Arlington is a Cotswold village in the parish of Bibury, Gloucestershire, England.
In 1066 Arlington had two mills and continued to flourish based on the wool trade until the 18th century.
Arlington was the ancestral home of John Custis II, who emigrated to the Colony of Virginia and named his palatial four-story brick mansion (built in 1675) in Northumberland County, Virginia, "Arlington" after the town. Arlington would be abandoned after just 50 years, but the name would be used again by his great-great-grandson, George Washington Parke Custis, as the name for his large Arlington Estate on the south shore of the Potomac River near what is now Washington, D.C. Upon Custis's death in 1857, the estate passed to his only child, Mary Anna Custis Lee, wife of American Civil War General Robert E. Lee, and today is known as Arlington National Cemetery.

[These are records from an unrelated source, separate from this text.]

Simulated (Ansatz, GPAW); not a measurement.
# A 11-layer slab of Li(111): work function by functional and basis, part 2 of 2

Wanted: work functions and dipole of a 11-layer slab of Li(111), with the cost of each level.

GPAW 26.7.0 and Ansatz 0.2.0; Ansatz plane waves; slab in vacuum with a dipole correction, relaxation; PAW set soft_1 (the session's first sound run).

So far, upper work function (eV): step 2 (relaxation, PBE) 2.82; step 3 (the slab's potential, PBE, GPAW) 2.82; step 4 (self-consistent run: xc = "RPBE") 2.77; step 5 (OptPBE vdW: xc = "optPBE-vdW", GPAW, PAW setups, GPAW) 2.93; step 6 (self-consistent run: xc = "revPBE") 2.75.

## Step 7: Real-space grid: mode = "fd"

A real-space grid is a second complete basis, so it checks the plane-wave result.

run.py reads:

Arlington Row is a nationally notable architectural conservation area depicted on the inside cover of all United Kingdom passports. The cottages were built in 1380 as a monastic wool store. This was converted into a row of cottages for weavers in the seventeenth century. It has been used as a film and television location, most notably for the films Stardust and Bridget Jones's Diary.
Arlington Manor was built in the 17th century. It has an adjoining 18th century barn.
On the green is a Baptist church built in 1833.